You need to exploit the fact that, mathematically, a straight-line segment is just a kind of curve segment.
(It's easier than it sounds, trust me.)
Bézier path segments have something called “order” that essentially determines how many points there are in the segment, not counting the point you're coming from.
- A straight-line segment is a first-order curve, meaning that it only has the destination point. These “curves” are always straight lines because there are no control points to curve toward.
- Quadratic curves are second-order curves (one control point plus the destination).
- Cubic curves are third-order curves (two control points).
- (The math doesn't put any limit on this, but Quartz stops here. No fourth-order curves for you without rolling your own rasterizer.)
This matters because any lower-order curve—including a straight line—can be expressed as a higher-order curve.
So, the secret?
For even a straight tail, use a curve.
(Namely, a cubic curve, since you want the curve going in two different directions: One, more or less into the tail, and the other, more or less along the edge of the balloon.)
From each of the two points at the base of the tail, you want one of the control points to be about halfway to the destination. This much is unconditional.
The direction of each of the control points gives you three options:
The straight-out tail
Notice the two control points along the blue line at the vertical center of the image.

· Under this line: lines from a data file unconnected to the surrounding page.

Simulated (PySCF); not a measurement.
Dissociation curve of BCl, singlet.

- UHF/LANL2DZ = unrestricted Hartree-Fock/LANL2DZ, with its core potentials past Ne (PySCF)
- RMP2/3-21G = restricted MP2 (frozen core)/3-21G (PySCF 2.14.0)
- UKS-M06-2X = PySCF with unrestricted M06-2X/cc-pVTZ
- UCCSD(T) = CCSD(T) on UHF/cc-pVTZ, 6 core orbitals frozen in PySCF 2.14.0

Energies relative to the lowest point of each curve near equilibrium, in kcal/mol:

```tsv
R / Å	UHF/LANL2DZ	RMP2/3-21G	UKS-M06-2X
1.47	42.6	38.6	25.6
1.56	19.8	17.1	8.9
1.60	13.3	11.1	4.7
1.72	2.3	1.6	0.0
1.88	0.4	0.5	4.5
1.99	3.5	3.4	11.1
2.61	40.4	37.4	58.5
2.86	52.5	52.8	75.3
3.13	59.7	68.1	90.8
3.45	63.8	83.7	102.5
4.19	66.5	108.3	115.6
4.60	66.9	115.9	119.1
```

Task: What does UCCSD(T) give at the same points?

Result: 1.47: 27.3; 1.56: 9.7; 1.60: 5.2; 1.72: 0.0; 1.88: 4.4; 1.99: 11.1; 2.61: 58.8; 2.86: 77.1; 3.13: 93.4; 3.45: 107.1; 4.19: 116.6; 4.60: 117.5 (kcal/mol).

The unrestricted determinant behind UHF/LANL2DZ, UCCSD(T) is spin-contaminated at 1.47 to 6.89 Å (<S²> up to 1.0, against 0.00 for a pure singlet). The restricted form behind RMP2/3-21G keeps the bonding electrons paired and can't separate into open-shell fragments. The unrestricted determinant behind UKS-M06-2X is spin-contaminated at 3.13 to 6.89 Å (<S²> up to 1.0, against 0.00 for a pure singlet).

Notice the direction of these two control points, relative to the base point it's connected to. They are angled inward, toward the tip—indeed, exactly on the straight line to the tip.
The oblique tail
Here, the tip point is no longer horizontally between the two base points. The control points have moved, but only to follow: each one is still halfway along the straight line between the corresponding base point and the tip.
The curved tail
For a curved tail, you move the tip, but you keep the control points at the same position as for a straight tail. Thus, the tail starts out straight out (following the control points), but as it gets farther from the base points, their influence wanes, and the tail begins curving toward the tip.
This is a lot easier to describe visually than to put into code, so you may want to consider using something like PaintCode or Opacity to draw each kind of tail using a pen tool and then see what the code they generate for it looks like.